Apart from these defenses, "'California must, regardless of policy objections, recognize the judgment of another state as res judicata, and this is so even though the action or proceeding which resulted in the judgment could not have been brought under the law or policy of California.' [Citation.]" (Silbrico Corp. v. Raanan (1985) 170 Cal.App.3d 202, 207; Traci & Marx Co. v. Legal Options, Inc. (2005) 126 Cal.App.4th 155, 160-161 [on motion to vacate, California law not relevant to question whether default sister-state judgment was enforceable in Ohio, the state of rendition]; Washoe, supra, 47 Cal.App.4th at pp. 1522-1524 [vacation of judgment entered on Nevada judgment not properly granted on grounds that judgment would have been precluded in California based on antideficiency laws].)

On a judgment debtor's motion to vacate a California judgment entered on a sister state judgment, the moving party bears the burden of showing by a preponderance of the evidence why relief should be afforded. (Tsakos, supra, 12 Cal.App.4th at p. 88; Tom Thumb Glove Co. v. Han (1978) 78 Cal.App.3d 1, 5.) The trial court's ruling on the motion is reviewed for abuse of discretion. (Tsakos, supra, 12 Cal.App.4th at pp. 88-89.) In so doing, we view all factual matters most favorably to the party prevailing below and shall not set aside the trial court's order unless there appears a clear abuse of discretion. (Tsakos, at p. 89.)

II

Speaker Has Failed To Show An Abuse Of Discretion

Speaker insists on appeal that she was denied the opportunity to present the "multiple defenses available to her under California law," including such "defenses available to a[ny] party in a breach of contract action"; that the Montana court lacked personal jurisdiction over her; lack of reliance by the bank; lack of consideration for Speaker's promise to repay the bank; lack of disclosure that Speaker could be responsible for a deficiency judgment; unfairness in the bank's conduct of the foreclosure sale; the "possib[ility]" that the bank may have engaged in misconduct; and that the bank lacks standing to seek entry of a California judgment because it is not licensed in California.

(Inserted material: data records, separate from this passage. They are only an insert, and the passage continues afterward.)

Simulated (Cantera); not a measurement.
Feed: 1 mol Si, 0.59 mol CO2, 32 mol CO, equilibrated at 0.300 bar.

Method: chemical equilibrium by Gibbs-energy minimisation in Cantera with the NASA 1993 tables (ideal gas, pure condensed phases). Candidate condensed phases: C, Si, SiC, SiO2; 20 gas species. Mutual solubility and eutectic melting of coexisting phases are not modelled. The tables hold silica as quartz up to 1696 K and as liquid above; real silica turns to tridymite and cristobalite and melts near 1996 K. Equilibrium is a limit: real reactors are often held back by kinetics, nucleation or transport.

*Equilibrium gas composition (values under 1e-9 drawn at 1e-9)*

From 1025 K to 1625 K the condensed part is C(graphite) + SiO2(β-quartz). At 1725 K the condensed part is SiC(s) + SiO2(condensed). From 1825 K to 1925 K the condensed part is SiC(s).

However, Speaker neither acknowledges the applicable standard of review nor provided an appellate record from which such abuse may be shown. An appellant cannot obtain reversal of a trial court's discretionary ruling on the basis of abuse of discretion when, as here, there is no record explaining the trial court's reasoning. Instead, general principles of appellate review require us to accord a presumption of correctness to the ruling below and an appellant must affirmatively show error on an adequate record (Ketchum v. Moses (2001) 24 Cal.4th 1122, 1140-1141), coupled with the presentation of argument and authorities on each point raised (People v. Stanley (1995) 10 Cal.4th 764, 793 [appellate courts may treat as waived any point that is asserted without legal argument and citation to authority]).

There is no written ruling from the trial court and no transcript of the oral proceedings. Nor, apparently, did Speaker request a statement of decision, which section 1710.40, subdivision (c), expressly provides for on a motion to vacate a judgment entered on a sister state judgment by its reference to sections 632 and 634. Left with no basis for evaluating the trial court's reasoning, we apply the doctrine of implied findings against Speaker to support the order. (Michael U. v. Jamie B. (1985) 39 Cal.3d 787, 792-793 [failure to request statement of decision results in all intendments favoring the judgment or order below and the reviewing court's assumption that the trial court made all necessary factual findings to sustain its ruling], superseded on other grounds by statute as stated in In re Zacharia D. (1993) 6 Cal.4th 435, 448; see also In re Marriage of Arceneaux (1990) 51 Cal.3d 1130, 1133-1138.) Accordingly, we presume the trial court found that each of Speaker's arguments lacked merit.

Nor has Speaker provided any authority to show that the trial court erred in rejecting her arguments. Specifically, Speaker has cited no Montana law to support any of her contentions. Notwithstanding that the promissory notes Speaker signed contain her agreement to submit to the jurisdiction of the courts in Ravalli County, Montana, and her agreement that Montana law would apply to any dispute, Speaker cites no Montana law to support her contention that she was not subject to its jurisdiction or that the Montana court erred in concluding she was liable under the terms of the promissory notes she signed. Instead, she relies solely on this court's opinion in Sacramento Suncreek Apartments, LLC v. Cambridge Advantaged Properties, II, L.P (2010) 187 Cal.App.4th 1. In Sacramento Suncreek Apartments, we held that "specific jurisdiction over a nonresident defendant requires both minimum contacts and the assertion of a claim that arose from those contacts" (id. at p. 21) and found that the claim in that case did not arise from the out-of-state defendants' contacts: defendants were investors in an apartment complex, and plaintiffs' claims arose from the complex's operations and management, not from defendants' investment-related activities (id. at pp. 21-22). Those are not the facts here: Speaker's contacts with Montana arose from her signature on a promissory note from a Montana bank for the purposes of providing funds to Montana residents to operate a Montana business, and the bank's claim against Speaker arose from the borrowers' failure to repay the loan according to the terms of a promissory note Speaker signed.

As Speaker has failed to demonstrate the trial court abused its discretion, we shall affirm the trial court's order.

DISPOSITION

The order denying Speaker's motion to vacate the judgment against her is affirmed. The bank shall recover its costs on appeal. (Cal. Rules of Court, rule 8.278 (a)(1), (2).)

We concur: MAURO , J. HOCH , J.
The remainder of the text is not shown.